The ‘main record’ or ‘master record’ or whatever we might call it, for each individual person or organisation, is not an ‘archival record’. It is not intended simply to be a reflection of what is in our own data. It is intended to be a page dedicated to that person or organisation.  Our current feeling is that this should not be seen as domain specific; in fact, we want to get away from the idea that data is domain specific.  It is about an entity (a person or organisation), and what we know of that entity.

Keeping in mind the green box, and looking at the person page for Robin Day from Exploring British Design, a previous AHRC project we ran with Brighton Design Archive, you get a sense of the type of thing we mean.

Page for Robin Day, from the Exploring British Design website
Exploring British Design: Robin Day

This page presents as a general information page about a designer. It is not branded as a page about archives. It takes information in from different sources. Is it an ‘authority’ record?  I’m really not sure; I wouldn’t call it that. The point is really that it enables researchers to put Robin Day into the context of other people, organisations places and events, or at least it demonstrates how that can be done. It creates a network, and it intends to show the value of including archives in a network, rather than standing apart, in their ‘own world’.

Screenshot of an entity relationship diagram for Robin Day
Visualised relationships

 

The network can easily be visualised. There are tools out there to do this. The challenge is to create the data to feed into these visualisers. Again, this visualisation is not about archival name authority records, it is not domain specific.

 

 

In the Robin Day page, we have a section for related archives and museum resources.

screenshot showing archives related to Robin Day
Related archive and museum resources

 

This lists archives Robin Day is the ‘creator of’ or archives he is ‘associated with’.  It links to the Archives Hub, but also to other sources. One of the options for end users is to go and find out more about the archival sources, but it is not prioritised above other options.

 

 

 

 

 

So, this is essentially the idea – a page for a person, a page for an organisation. An information resources that focuses on creating a network of connections.  We think this is a good approach, but creating something along these lines that is automated, sustainable and effective within an ongoing national service is much harder.

Why not just use this one record, link to the archive catalogues, and dispense with the individual name records that we have created? There are three reasons to consider providing access to the individual name records:  biographical history,  uncertainty around matching and ingesting name authority records.

I have already written about biographical and administrative history in a separate post.

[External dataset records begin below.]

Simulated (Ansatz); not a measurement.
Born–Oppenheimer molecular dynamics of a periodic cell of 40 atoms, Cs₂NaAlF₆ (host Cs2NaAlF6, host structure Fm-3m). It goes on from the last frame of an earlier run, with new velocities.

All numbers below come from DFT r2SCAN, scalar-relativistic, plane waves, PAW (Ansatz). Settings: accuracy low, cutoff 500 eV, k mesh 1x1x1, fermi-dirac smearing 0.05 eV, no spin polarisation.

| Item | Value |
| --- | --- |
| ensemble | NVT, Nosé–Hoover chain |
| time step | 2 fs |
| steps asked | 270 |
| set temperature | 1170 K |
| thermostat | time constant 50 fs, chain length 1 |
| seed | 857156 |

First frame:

In this phase of the Names Project the individual records for Beatrice Webb (as a name example), will be created either from the creator name or index terms that we have in the Archives Hub catalogues.

The main problem is the wide variation in name entries.

Webb, Beatrice
Webb, Beatrice, née Potter
Webb (Martha) Beatrice, 1858-1943
Webb, Martha Beatrice, 1858-1943
Webb;[Martha] Beatrice [nee Potter] 1858-1943

These are all entries in the Archives Hub.  We can match them all up, but can we say they are all the same?   Names without dates should not be matched with certainty, but quite often they will be the same person. (Beatrix Potter also often ends up being linked with Beatrice Webb, née Potter).

The decision we need to make is whether to provide links to these individual name records that we will have, or only use them as a source of data.  It seems valuable to enable end users to see these names as a group, but it is another thing to risk integrating information from them all into one name record.  There is no perfect answer to this, but it does seem important to clearly indicate the level of uncertainty.  So many names that we have don’t have life dates, or have variations in structure.  What we are looking to achieve is a clear provenance, giving end users the best understanding of what they are seeing.

What about name records that have been created by our contributors?  The name records we create ourselves from catalogue descriptions will generally be no more than the name, dates, and biographical history.  But, going forwards, we will want to work with much more detailed name records.

For Exploring British Design we created rich name records with an entity-relationship structure (essentially using the EAC-CPF structure and working in RDF),  to demonstrate the power of connecting entities.  For this purpose, we partially hand-crafted the name records, as well as carrying out some very complex processing to create various connections.

screenshot of part of the timeline for Robin Day
Part of the timeline for Robin Day

The example above shows events from the Robin Day timeline, with linked connections to related organisations.  If we ingest EAC-CPF records we might get timelines like this.

Name records may also include relationships. The Borthwick Institute has good examples of name records with plenty of rich relationship information. e.g. Charles Lindley Wood, Viscount Halifax.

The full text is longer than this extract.